WE CANNOT ALL LIVE IN CITIES, yet nearly all seem determined to do so,” New York editor Horace Greeley complained. The last three decades of the nineteenth century witnessed an urban explosion. Cities and towns grew more than twice as rapidly as the total population. By 1900, the United States boasted three cities with more than a million inhabitants — New York, Chicago, and Philadelphia.

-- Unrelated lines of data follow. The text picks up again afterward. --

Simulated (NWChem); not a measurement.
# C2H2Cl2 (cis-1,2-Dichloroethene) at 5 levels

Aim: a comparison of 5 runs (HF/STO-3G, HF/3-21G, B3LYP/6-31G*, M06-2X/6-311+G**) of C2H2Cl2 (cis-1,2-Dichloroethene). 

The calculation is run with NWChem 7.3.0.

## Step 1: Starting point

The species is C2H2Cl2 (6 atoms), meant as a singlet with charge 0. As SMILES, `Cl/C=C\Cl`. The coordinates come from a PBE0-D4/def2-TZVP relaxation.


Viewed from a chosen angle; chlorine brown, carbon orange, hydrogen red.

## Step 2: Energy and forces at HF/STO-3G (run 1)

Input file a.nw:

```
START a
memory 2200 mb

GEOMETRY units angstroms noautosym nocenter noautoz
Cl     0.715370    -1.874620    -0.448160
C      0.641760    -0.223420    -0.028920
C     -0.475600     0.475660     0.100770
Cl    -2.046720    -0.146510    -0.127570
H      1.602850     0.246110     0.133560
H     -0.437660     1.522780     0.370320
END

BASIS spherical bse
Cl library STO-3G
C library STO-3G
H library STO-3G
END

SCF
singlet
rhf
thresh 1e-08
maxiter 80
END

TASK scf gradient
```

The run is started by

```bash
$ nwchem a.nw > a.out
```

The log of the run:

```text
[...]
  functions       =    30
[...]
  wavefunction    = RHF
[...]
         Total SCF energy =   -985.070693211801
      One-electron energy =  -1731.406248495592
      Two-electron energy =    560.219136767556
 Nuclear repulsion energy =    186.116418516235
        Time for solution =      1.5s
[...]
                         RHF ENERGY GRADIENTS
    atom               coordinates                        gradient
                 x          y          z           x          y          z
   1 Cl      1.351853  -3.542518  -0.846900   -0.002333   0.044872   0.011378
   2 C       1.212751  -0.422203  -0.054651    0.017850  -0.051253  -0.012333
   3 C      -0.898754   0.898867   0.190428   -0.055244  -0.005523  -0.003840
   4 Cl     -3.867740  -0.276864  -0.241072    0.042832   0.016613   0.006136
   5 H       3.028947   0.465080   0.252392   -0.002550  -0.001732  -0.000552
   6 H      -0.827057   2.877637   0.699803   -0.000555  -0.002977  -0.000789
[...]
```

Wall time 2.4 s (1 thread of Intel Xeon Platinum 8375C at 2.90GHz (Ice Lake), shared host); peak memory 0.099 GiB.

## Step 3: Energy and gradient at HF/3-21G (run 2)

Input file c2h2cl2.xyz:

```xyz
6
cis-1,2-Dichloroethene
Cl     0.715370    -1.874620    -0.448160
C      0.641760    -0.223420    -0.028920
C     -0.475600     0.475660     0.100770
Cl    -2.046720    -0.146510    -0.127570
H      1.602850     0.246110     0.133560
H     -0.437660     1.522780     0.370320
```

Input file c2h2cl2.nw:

Patterns of global migration contributed to the rise of the city. In the port cities of the East Coast, more than fourteen million people arrived, many from southern and eastern Europe, and huddled together in dense urban ghettos. The word slum entered the American vocabulary along with a growing concern over the rising tide of newcomers. In the city, the widening gap between rich and poor became more visible. The gap was made more visible by changes in the city landscape brought about by advances in transportation and technology.

CHRONOLOGY

1880s

  • Immigration from southern and eastern Europe rises.

1890

  • Jacob Riis publishes How the Other Half Lives.

1890s

  • African American migration from the South begins.

1892

  • Ellis Island opens.

1896

  • President Grover Cleveland vetoes immigrant literacy test.

global migration

image Movement of populations across large distances such as oceans and continents. In the late nineteenth century, large-scale immigration from southern and eastern Europe into the United States contributed to the growth of cities and changes in American demographics.